A government leader with falling popularity shakes up his inner circle. It’s a familiar story to listeners in the United States, but it also describes what’s happening this week in Japan. HPR’s Bill Dorman has more in today’s Asia Minute.
Japanese Prime Minister Shinzo Abe announced a long-awaited cabinet reshuffle on Thursday.
The results were not shocking, many local media used the word “moderate” to describe a lot of the familiar faces in the new cabinet.
But there are some changes.
Most noteworthy is a new foreign minister with ties to the United States—Taro Kono.
He’s the son of a longtime politician Yohei Kono who himself was foreign minister—twice—with his latest term ending in 2001.
The younger Kono is a graduate of Georgetown, and a fluent English speaker.
Reuters also says he is “known for his willingness to criticize the ruling party and a frankness unusual for a Japanese politician.”
Abe also named a new economy minister who will pursue further structural reforms.

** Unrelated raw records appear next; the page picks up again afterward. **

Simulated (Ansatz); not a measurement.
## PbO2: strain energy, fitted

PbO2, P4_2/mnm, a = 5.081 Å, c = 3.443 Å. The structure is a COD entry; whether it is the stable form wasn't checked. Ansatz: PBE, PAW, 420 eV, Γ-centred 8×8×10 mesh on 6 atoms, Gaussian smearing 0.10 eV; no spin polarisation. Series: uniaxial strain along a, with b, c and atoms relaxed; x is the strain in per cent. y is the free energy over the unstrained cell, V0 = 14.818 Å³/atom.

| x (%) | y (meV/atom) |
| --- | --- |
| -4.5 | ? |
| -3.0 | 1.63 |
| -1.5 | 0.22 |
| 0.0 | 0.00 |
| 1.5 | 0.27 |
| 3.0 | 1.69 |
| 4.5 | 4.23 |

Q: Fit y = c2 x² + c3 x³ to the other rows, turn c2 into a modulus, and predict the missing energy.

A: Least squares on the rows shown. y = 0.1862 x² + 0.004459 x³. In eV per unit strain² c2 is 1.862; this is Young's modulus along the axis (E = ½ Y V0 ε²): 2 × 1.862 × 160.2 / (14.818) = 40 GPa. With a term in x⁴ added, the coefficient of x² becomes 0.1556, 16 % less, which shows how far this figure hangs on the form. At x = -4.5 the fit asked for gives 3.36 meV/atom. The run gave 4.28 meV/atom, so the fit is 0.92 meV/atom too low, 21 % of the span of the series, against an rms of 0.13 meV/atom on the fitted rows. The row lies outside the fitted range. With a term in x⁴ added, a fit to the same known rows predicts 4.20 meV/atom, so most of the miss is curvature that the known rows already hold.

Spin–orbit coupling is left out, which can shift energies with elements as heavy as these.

The prime minister told a news conference “the economy remains our top priority.”
Earlier this week, the International Monetary Fund was pessimistic on that score—pronouncing the main goals of his so-called “Abenomics” program of economic revival “out of reach.”
Abe has been in office since late 2012, and this is his fourth cabinet as he hopes for a boost in popularity.
Late last month, approval ratings for his last cabinet dipped to 26 percent.